Jongchan Park, Mingyu Park, Donghwan Lee

TL;DR

The paper addresses data efficiency in offline RL by introducing a plug-and-play pretraining scheme that initializes a shared Q-network with a backbone $h_\varphi$ and two heads, $g_\psi$ for transition prediction and $f_\theta$ for Q-value estimation. It trains the backbone via a next-state regression objective $L_{pre}$ before fine-tuning in standard offline RL, enabling seamless integration with existing algorithms. The authors analyze the approach using the projected Bellman equation, showing that pretrained representations expand the column space $C(H_\varphi)$, increase the rank of the latent space, and tighten the bound on the Q-value estimation error, which is corroborated by lower proxy Q-errors. Empirically, the method enhances performance and data efficiency across D4RL, Robomimic, V-D4RL, and ExoRL, achieving strong results even with limited data (e.g., 10% of the dataset) and demonstrating robustness across varying data qualities and distributions.

Abstract

Offline reinforcement learning (RL) aims to learn a policy from a static dataset without further interactions with the environment. Collecting sufficiently large datasets for offline RL is exhausting since this data collection requires colossus interactions with environments and becomes tricky when the interaction with the environment is restricted. Hence, how an agent learns the best policy with a minimal static dataset is a crucial issue in offline RL, similar to the sample efficiency problem in online RL. In this paper, we propose a simple yet effective plug-and-play pretraining method to initialize a feature of a Q-network to enhance data efficiency in offline RL. Specifically, we introduce a shared Q-network structure that outputs predictions of the next state and Q-value. We pretrain the shared Q-network through a supervised regression task that predicts a next state and trains the shared Q-network using diverse offline RL methods. Through extensive experiments, we empirically demonstrate that our method enhances the performance of existing popular offline RL methods on the D4RL, Robomimic and V-D4RL benchmarks. Furthermore, we show that our method significantly boosts data-efficient offline RL across various data qualities and data distributions trough D4RL and ExoRL benchmarks. Notably, our method adapted with only 10% of the dataset outperforms standard algorithms even with full datasets.
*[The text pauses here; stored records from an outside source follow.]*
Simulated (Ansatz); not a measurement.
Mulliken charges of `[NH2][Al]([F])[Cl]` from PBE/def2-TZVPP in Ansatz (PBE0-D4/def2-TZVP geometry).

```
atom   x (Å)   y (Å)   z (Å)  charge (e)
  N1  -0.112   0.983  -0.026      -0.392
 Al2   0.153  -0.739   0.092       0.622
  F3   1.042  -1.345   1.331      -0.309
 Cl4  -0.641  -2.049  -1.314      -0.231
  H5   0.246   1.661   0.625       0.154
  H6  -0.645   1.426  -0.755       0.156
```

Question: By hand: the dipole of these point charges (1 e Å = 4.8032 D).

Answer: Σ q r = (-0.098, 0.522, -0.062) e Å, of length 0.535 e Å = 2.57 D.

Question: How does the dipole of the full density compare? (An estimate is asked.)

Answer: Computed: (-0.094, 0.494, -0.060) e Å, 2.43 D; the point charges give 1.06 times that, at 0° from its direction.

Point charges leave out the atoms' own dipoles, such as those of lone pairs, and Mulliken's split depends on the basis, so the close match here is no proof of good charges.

Pretraining a Shared Q-Network for Data-Efficient Offline Reinforcement Learning

TL;DR

The paper addresses data efficiency in offline RL by introducing a plug-and-play pretraining scheme that initializes a shared Q-network with a backbone and two heads, for transition prediction and for Q-value estimation. It trains the backbone via a next-state regression objective before fine-tuning in standard offline RL, enabling seamless integration with existing algorithms. The authors analyze the approach using the projected Bellman equation, showing that pretrained representations expand the column space , increase the rank of the latent space, and tighten the bound on the Q-value estimation error, which is corroborated by lower proxy Q-errors. Empirically, the method enhances performance and data efficiency across D4RL, Robomimic, V-D4RL, and ExoRL, achieving strong results even with limited data (e.g., 10% of the dataset) and demonstrating robustness across varying data qualities and distributions.

Abstract

Offline reinforcement learning (RL) aims to learn a policy from a static dataset without further interactions with the environment. Collecting sufficiently large datasets for offline RL is exhausting since this data collection requires colossus interactions with environments and becomes tricky when the interaction with the environment is restricted. Hence, how an agent learns the best policy with a minimal static dataset is a crucial issue in offline RL, similar to the sample efficiency problem in online RL. In this paper, we propose a simple yet effective plug-and-play pretraining method to initialize a feature of a Q-network to enhance data efficiency in offline RL. Specifically, we introduce a shared Q-network structure that outputs predictions of the next state and Q-value. We pretrain the shared Q-network through a supervised regression task that predicts a next state and trains the shared Q-network using diverse offline RL methods. Through extensive experiments, we empirically demonstrate that our method enhances the performance of existing popular offline RL methods on the D4RL, Robomimic and V-D4RL benchmarks. Furthermore, we show that our method significantly boosts data-efficient offline RL across various data qualities and data distributions trough D4RL and ExoRL benchmarks. Notably, our method adapted with only 10% of the dataset outperforms standard algorithms even with full datasets.
Paper Structure (21 sections, 7 equations, 15 figures, 7 tables, 1 algorithm)

This paper contains 21 sections, 7 equations, 15 figures, 7 tables, 1 algorithm.

Figures (15)

  • Figure 1: Overview of the pretraining framework. Our approach decomposes the original $Q$-network into two core architectures: a shared backbone network that extracts the representation $z$ from the concatenated state-action input $(s,a)$, and two shallow head networks for learning the transition model and estimating $Q$-values, respectively.
  • Figure 2: Reduced approximation error through the expanded column space of $H_\varphi$. In linear approximation, the true value function $Q^\pi$ may lie outside the column space of $H_\varphi$. The projected Bellman equation addresses this by projecting $Q^\pi$ onto its closest representation $\Pi Q^\pi$ within the column space of $H_\varphi$.
  • Figure 3: The Rank of the latent space in the $Q$-network during training. We compare the rank of the latent representations between vanilla TD3+BC and TD3+BC+Ours using 512 samples. Our method consistently maintains a higher latent-space rank, indicating a richer feature representation and reduced approximation error.
  • Figure 4: Learning curves of TD3+BC. We represent the normalized scores of the vanilla TD3+BC (blue) and TD3+BC (orange) with our pretraining method, respectively. The vertical red dashed lines indicate the transition between the pretraining and main training phases. After pretraining, TD3+BC with our method rapidly surpasses the vanilla baseline by a significant margin.
  • Figure 5: Average success rates on the Robomimic benchmark. We compare the baseline methods without pretraining (blue) against those augmented with our pretraining approach (orange) over three seeds. In seven out of eight tasks, our method yields a substantial improvement in success rate across both environments.